5 Things Not to Do During a Separation

The dilemma of separation is either a divorce or a restored marriage. Your conduct during this period determines the route your marriage takes. The future of your marriage all lies in your hands. Before you make any sinister move, make sure both of you share the same goal on the direction of your marriage through the separation. Do you want to have a fulfilling separation? Here are some restraints

1. Don’t get into a relationship immediately

Just after the separation, your unstable emotions do not allow you to effectively manage a rebound relationship. What makes you think you will stay in the current relationship? Give yourself time to heal. It is time to reflect and reevaluate yourself on your role in the separation. Yes, your partner may be wrong; you also had your faults in the relationship. Getting into a relationship complicates your healing process, by the time you come to your senses you have lost your current and old relationship. Who wants to date someone with a relationship baggage? When your partner also realizes you have moved on, he or she stops any efforts to restore the marriage. Some of the reasons for separation might be “reconcilable” but the intrusion of a rebound relationship escalates to “irreconcilable differences”.

2. Never seek a separation without the consent of your partner

Putting your partner in darkness on the course of your marriage during this period makes marriage restoration an uphill task. Separation builds stronger marriages when handled with the right knowledge and skills. Taking time off away from one another gives you a chance to make a logical decision without the influence of your partner. Have a mature meeting with your partner before the separation to have clear cut goals on the duration of the separation; the expectations from both ends and responsibilities. This puts each partner in the picture of the course of the relationship.
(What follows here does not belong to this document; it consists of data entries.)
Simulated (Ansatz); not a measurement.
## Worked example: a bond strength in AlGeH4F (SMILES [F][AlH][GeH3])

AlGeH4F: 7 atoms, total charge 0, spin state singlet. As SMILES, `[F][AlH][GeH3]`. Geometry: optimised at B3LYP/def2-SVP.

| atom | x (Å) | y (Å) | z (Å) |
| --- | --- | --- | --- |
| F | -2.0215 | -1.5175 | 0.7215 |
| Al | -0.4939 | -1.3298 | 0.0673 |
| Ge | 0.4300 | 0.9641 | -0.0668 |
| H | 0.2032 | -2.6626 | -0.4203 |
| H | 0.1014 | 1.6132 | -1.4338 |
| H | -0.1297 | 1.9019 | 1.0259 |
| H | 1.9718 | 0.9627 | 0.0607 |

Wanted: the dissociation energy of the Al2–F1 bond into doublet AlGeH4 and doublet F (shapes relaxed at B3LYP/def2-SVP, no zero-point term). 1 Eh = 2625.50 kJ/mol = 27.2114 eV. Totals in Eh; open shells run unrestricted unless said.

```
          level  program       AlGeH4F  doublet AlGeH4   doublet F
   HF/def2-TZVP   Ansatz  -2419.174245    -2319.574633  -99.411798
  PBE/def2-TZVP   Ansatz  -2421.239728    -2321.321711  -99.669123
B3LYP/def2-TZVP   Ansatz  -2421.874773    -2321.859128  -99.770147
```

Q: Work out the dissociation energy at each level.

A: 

In fact, through your constant communication, you gauge the situation on the future of your relationship. When a partner comes back home to find an empty house with no solid reason, in defense, he or she can beat you in your own game by escalating the separation further through cutting communication. It is through communication that you let your partner know your reason for separation as you develop a shared goal for each spouse during this trying time.

3. Don’t rush to sign divorce papers

Marriage lawyers are never quick to rush couples into divorce because they understand the power of time in healing emotions. You might have a solid reason for separation; but allow forgiveness to take center stage to salvage your marriage. Take time off away from your partner to reflect and give your partner yet another chance. Rushing for a divorce may lead to bitterness due to regrets.

Separation is just the first step towards divorce or a restored marriage. Rushing to get a divorce does not give you a chance to have a dialogue and come to a compromise for the sake of your relationship or the children.

4. Don’t bad mouth your partner infront of the kids

This is not the time to talk ill of your partner with the kids in a bid to win their trust, rather a good time to talk to them to understand the situation and reassure them of your love. If your partner agrees to co-parent then support him or her for personality development of the children. In case a partner refuses to take responsibility, just let them know the situation without bad mouthing your partner. Do not drag the kids into the separation mess, they are emotionally disturbed as well; allow them to grow in their innocence with the basic knowledge of living in separate homes.

5. Never deny your partner the right to co-parenting

Give your partner a chance to take a parental role in line with the agreement. The separation is between the two of you; maintain the innocence of the children. Although, some restraint is advisable to allow a partner never to use the children to bring you back together without solving the critical issues between the two of you. Co-parenting minimizes the chance of children going into depression because of your separation.

The restraints during separation act as guides to restore your marriage. Take into account that you are living separately to gauge whether you still want to continue with the marriage relationship. Prolonged separation with no sign of progress is an indicator of an impending divorce; use your own discretion with the help of your marriage counselor to guide you on the best decision for your marriage.